There’s a common phrase to describe the phenomenon where low-paying, low-benefit jobs drive out decent, well-paying jobs. That phrase is “lowering the standard of living.” Arguably, those words used to strike fear in the hearts of middle-class workers who believed that a high (if not the very highest) standard of living was more or less an American birth right.
Yet it’s obvious that as the influence of unions has declined, our standard of living has declined right along with it. And why wouldn’t it? With unions weaker and nothing (no government muscle, no media support) to resist the downward pressure on wages, corporations will continue grinding workers down until, in theory, they reach the federal minimum of $7.25/hour (which, no surprise, the U.S. Chamber of Commerce vehemently opposed).
Having once lived and worked in India, I try to keep abreast of Indian labor issues. And one of the more alarming trends in Indian manufacturing these days can be seen in what’s happening in Gurgaon district—a region in the northern Indian state of Haryana that produces the majority of the country’s cars and motorcycles.
Union activists in Haryana (members of the AITUC—All India Trade Union Congress) tell me that companies are resorting to the same greedy, extortion tactics U.S. companies began using in the late 1970s and early 1980s, when they tried to squeeze out inferior contracts from unions by threatening to shut down their factories and move to the American South, Asia, or Latin America.
Gurgaon companies are now warning factory workers that if they don’t knock off their union activism, they’ll be forced to pull up stakes and move either to South India (their version of Mississippi and Alabama), or to Bangladesh or Vietnam, where workers are hungrier, wages are lower, and governments are far more accommodating.

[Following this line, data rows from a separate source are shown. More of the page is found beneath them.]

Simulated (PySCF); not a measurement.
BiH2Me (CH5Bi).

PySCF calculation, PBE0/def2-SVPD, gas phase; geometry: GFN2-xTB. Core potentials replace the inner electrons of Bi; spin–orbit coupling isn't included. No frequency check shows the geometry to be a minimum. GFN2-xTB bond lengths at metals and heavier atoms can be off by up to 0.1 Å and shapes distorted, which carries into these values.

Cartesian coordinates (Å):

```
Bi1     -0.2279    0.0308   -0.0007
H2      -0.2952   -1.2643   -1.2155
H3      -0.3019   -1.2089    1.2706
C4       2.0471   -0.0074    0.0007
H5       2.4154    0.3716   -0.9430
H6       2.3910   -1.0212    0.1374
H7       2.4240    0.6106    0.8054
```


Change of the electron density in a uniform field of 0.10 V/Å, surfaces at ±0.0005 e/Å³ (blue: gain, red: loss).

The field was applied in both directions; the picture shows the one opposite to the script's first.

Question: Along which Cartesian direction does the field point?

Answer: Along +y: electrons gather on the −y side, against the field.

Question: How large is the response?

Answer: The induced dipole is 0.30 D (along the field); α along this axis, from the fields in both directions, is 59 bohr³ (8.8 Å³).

Just when we thought things couldn’t get any more swinish or cutthroat, a country like India is in danger of pricing itself out of the manufacturing sector. The irony is staggering. Still resented as poachers—for having lured American jobs to the subcontinent—the Indians are now feeling their own economic pinch as international corporations continue to troll the globe for cheaper labor.
Bangladesh and Vietnam certainly seem like logical targets. They’re poor, hard-working, and eager to attract new industry. But what happens when labor unions gain traction in these two countries? What happens when these Bangladeshi and Vietnamese workers get fed up with the bullshit and demand a larger share of the pie? Answer: “Goodbye, Bangladesh” and “Hello, Somalia.”